Australia’s oldest retail whisky – from a single 21-year-old barrel – goes on sale on March 20 when just 200 bottles will be balloted off.
It’s the oldest whisky the prestigious Sullivans Cove Distillery in Tasmania has ever sold. At $2,250 a bottle, it is expected to sell out in minutes, many going to resellers who bank on profiting from the spirited demand for the product.
The 200-litre barrel of whisky was laid down in 2000 without anyone knowing when the spirit inside would be bottled and sold.
For the distillery which has three times won various “world’s best whisky” awards, the decision-making process of when to sell a batch is different to most.
“We’re only going to decant it and sell a cask when we think it has found its peak, its moment of absolute harmony,” says head distiller Heather Tillott, (pictured above) who started work at the company in Cambridge, west of Hobart, when the barrel was already 14 years old. Most Sullivans Cove is bottled at about 14 or 15 years and retails for around $300.
The decision of when to bottle it falls to a panel of inhouse judges, including Tillott and other distillers, but cellar-door and admin staff are also encouraged to join the panel, always aware that those who have been closest to the barrel could be suffering “cellar palate”.
The decision has to be unanimous.
And there’s always the risk they can get it wrong. Whisky does not get better forever and will eventually decline. Because Tasmania is warmer than Scotland, whisky matures faster there, and it is more difficult to keep it longer.
“It could go either way, and that’s the gamble,” says Tillott. “It’s banging now. It’s popping. It’s really beautiful. It ticks all the boxes. In a year’s time it could be even better, but it could also be worse.”

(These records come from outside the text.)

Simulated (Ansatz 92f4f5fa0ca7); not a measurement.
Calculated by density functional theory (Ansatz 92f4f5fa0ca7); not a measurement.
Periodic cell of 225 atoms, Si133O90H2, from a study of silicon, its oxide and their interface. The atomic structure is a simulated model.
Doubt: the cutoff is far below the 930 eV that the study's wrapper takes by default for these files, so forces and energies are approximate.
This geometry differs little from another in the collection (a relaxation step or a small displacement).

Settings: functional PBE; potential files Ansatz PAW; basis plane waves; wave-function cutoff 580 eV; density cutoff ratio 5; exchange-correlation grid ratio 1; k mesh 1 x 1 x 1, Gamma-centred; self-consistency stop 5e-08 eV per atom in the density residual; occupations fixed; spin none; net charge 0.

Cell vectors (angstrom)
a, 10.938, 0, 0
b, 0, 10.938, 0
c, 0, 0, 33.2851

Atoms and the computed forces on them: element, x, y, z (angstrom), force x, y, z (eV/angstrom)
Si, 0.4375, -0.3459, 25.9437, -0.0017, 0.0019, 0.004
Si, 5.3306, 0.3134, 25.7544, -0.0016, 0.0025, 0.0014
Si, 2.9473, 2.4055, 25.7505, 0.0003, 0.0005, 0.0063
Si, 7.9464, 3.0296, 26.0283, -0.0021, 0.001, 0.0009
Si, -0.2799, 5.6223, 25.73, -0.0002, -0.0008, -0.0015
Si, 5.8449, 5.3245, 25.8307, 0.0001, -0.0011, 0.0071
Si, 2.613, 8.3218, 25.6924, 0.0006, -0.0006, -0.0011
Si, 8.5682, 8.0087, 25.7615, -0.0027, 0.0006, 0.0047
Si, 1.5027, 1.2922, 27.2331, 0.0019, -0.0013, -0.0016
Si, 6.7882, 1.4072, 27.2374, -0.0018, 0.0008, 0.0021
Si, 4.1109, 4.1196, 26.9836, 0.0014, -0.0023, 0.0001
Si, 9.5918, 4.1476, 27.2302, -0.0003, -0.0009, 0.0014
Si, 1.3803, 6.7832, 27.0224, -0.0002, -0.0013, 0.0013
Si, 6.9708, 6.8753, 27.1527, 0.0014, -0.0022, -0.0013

Since the barrel in question was laid down, it’s been tasted about 15 times.
“We do tasting most days. At eight o’clock every morning we’re on the turps. Sometimes you’ll taste things and say, ‘I think it needs another summer.’ But more often than not as they get to the 15-plus age range, it’s, ‘I’ll taste it in a month,’ or, ‘I want to see that in two weeks,’ or, ‘How about we take another sample tomorrow?’”
“We call them ‘close bananas’ when they’re really close and we even tag them in the distillery management system as such. If a big weather front comes through, it could be another few months before it comes good, but it’s really just about keeping a proper, eagle eye on them.
“And we think of them as people. We personify them, and it’s very much like they’re kids and we’re school teachers. We feel like we’re guiding them through.”
Tillott, 34, came to Tasmania with a background in winemaking, having trained at Two Figs winery in the Shoalhaven region of NSW. Starting as a still hand, she was mentored by distillery owner Patrick Maguire and within four years was head distiller.
She says it took about a year for her palate to adjust. “With wine, you’re nosing things that are up to 18%, but with spirits you’ve got to be comfortable with everything up to 75% and be able to pick up aromatic compounds and take information from that.
“It was a bit of a shock, like, you’ve got to see past the fire.” (She gives a tip: nose it with your mouth open!)
In February, Tillott won the Distillery Manager of the Year at the World Whiskies Awards in the “rest of the world” category (ie not Scotland or the US), and is thus in the running to be named distillery manager of the year for the entire world later this month.
From the time it was founded in 1994, Sullivans Cove has aspired to sell not just single malt whiskies – bottles from a single distillery – but “single-cask” whiskies, which, as the name suggests, come from a single wooden barrel.
The 21-year-old bottles are nowhere near the most expensive produced by the little distillery with a staff of 27 and which last year shipped just 18,000 bottles. “We’ve won three world’s best single malt titles, so you can imagine what people won’t do to get their hands on those bottlings,” says Tillott.
“There was one that sold for $16,000 for a 700ml bottle which is mind boggling.
“But what a great thing that Australia’s creating a product that globally has that demand. That’s so cool.”